The Circum- Indonesia bibliography chapter is subdivided into sixteen areas, divided into two pdfs for ease of download.

Chapter IXa of Bibliography 7.0 contains 521 pages with 4109 references on the geology of areas surrounding Indonesia in the SE Asia region (not including North Borneo, Papua New Guinea and SE Asia Regional, which are grouped with other Indonesia chapters). It contains 9 sub-chapters:

Additional Circum-Indonesia papers from the Australia-Pacific sides East, SE and South of Indonesia are listed in a separate Volume IXb, which is subdivided in 4 chapters: SW Pacific (incl. New Caledonia, Solomon Islands), NE Indian Ocean, NW Australia margin and NE Australia margin).

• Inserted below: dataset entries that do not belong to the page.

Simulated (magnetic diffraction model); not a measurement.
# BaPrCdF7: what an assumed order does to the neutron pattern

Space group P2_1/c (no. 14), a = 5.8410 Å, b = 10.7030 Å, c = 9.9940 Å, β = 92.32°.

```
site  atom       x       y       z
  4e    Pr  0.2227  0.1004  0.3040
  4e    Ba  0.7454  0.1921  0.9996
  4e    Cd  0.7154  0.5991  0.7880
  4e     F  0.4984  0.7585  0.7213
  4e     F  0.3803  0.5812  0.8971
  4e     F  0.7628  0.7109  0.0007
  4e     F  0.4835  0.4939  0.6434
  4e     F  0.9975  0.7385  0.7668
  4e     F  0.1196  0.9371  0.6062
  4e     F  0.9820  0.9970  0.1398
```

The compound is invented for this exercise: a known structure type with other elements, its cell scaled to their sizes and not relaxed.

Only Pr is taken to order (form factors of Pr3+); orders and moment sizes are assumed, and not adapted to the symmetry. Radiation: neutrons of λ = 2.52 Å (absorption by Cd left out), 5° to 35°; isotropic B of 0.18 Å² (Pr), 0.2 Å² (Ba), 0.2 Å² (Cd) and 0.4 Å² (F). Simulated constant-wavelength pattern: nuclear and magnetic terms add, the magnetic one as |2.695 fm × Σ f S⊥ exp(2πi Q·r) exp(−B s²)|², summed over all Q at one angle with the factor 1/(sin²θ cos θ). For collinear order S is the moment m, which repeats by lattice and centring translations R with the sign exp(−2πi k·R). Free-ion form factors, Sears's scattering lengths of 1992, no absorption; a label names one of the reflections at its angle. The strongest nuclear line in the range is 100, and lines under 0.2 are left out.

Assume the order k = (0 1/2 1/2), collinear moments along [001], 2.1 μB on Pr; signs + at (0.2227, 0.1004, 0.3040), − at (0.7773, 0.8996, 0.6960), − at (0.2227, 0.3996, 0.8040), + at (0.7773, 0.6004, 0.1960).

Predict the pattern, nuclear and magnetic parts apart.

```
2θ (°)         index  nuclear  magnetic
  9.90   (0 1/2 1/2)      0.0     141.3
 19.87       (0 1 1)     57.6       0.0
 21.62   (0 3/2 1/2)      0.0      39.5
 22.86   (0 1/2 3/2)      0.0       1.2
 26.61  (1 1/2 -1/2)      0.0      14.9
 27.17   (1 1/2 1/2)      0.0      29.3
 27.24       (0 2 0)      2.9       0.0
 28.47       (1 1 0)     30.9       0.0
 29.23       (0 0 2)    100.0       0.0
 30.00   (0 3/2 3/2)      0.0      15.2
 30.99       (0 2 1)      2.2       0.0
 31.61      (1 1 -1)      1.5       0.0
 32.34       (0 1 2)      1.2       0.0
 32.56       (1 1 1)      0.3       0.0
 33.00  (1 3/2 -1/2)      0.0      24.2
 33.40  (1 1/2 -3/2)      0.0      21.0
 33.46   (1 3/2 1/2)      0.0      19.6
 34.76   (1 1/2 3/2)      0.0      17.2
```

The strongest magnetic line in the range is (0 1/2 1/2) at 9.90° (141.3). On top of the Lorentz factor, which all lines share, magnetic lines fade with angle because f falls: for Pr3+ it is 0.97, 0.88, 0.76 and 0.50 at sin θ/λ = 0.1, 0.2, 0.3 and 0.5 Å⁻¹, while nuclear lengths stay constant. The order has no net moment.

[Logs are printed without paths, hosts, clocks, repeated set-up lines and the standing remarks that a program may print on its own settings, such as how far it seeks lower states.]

The reason for including these titles in this Bibliography of Indonesia geology is that the regional geology of Indonesian regions can be better understood with knowledge of the geology across its borders. Many geological similarities exist between the geology of parts of Indonesia and adjacent regions.

The attached pdfs consists of both a detailed bibliography as well as lengthy introductions for each of the sub-chapters.

Download pdf - IXa. CIRCUM INDONESIA (7.80 MB)


Download pdf - IXb. CIRCUM INDONESIA (4.78 MB)


IX.1. Andaman Sea region

Sub-chapter IX.1. of Bibliography 7.0 contains 244 references on the geology of the Andaman Sea region. An elegant review paper on the region is Curray (2005).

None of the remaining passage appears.